As police moved in to clear Zuccotti Park for valid health and safety concerns, some of the protesters chanted, “Whose park? Our park.”
Well, no. The protesters, earnest though many are, have it exactly wrong. The park does not belong to them.
City Hall did the right thing by ordering hundreds of officers into the park at about 1 a.m. on Tuesday morning. The site had become a hazard to public health and safety. The protest was unfair to nearby residents who wished only for a decent night’s sleep and to struggling local businesses faced with the ironic decision of having to lay off workers because of a demonstration against (among other things) unemployment.
By morning’s light on Tuesday, dozens of city workers clad in orange vests could be seen inside the park, cleaning and scrubbing the much-abused grounds. Mayor Bloomberg said the demonstrators would be allowed to return to the park after it was tidied up, but the days of sleeping in the park were over. No more makeshift tents. No more drum-banging after midnight.
“Protesters have had two months to occupy the park with tents and sleeping bags,” Mr. Bloomberg said. “Now they will have to occupy space with the power of their arguments.” (As of this writing, a court ruled that the protesters could return to the park with their tents and sleeping gear, but the city likely will appeal.)
The mayor meant his words to be conciliatory, to show that he was not suppressing free speech, but simply acting on behalf of public health and safety. But in another sense, the mayor’s words were a challenge too. If the protesters have arguments to make, they should make them rather than rely on histrionics and demagoguery.
It’s not certain whether the protesters will be able to accept the mayor’s invitation, at least in any coherent way. One of the protesters told reporters that the police action somehow proves the demonstration’s point. “This reminds everyone who was occupying exactly why they were occupying,” a protester told The New York Times.
That’s a peculiar assertion. While it has been hard to discern a common, agreed-upon agenda from the Occupy movement, there is a sense that most protesters are frustrated with the stagnant economy and, in their view, Wall Street’s complicity in the excesses that led to the crash of 2008.

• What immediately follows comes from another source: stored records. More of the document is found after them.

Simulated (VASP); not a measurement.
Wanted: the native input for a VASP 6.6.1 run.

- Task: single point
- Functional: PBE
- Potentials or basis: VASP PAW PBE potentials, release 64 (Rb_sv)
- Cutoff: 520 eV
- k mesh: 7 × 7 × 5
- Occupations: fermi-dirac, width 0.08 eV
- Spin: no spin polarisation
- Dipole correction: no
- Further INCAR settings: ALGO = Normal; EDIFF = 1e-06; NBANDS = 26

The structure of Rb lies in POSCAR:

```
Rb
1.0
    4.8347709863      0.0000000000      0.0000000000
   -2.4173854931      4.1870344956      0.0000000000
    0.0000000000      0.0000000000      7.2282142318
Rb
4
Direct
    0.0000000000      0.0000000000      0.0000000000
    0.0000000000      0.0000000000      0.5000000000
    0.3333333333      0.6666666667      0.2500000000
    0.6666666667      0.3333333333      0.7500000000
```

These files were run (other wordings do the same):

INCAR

The actions of the police, carried out under the mayor’s instructions and designed to address issues of safety and public health, had nothing to do with whatever sins the protesters ascribe to Wall Street. Indeed, the protesters have been invited back to Zuccotti Park—by the mega-capitalist mayor, no less—to make their arguments. Just no sleeping bags, please. And mind the neighbors, if you please.
The Occupy Wall Street movement has sought to identify villains, not an uncommon tendency during hard times. But those villains should not include police officers and their higher-ups, who acted in a timely manner to prevent the movement from becoming a mob.
In that sense, the mayor and the police did the protesters a favor.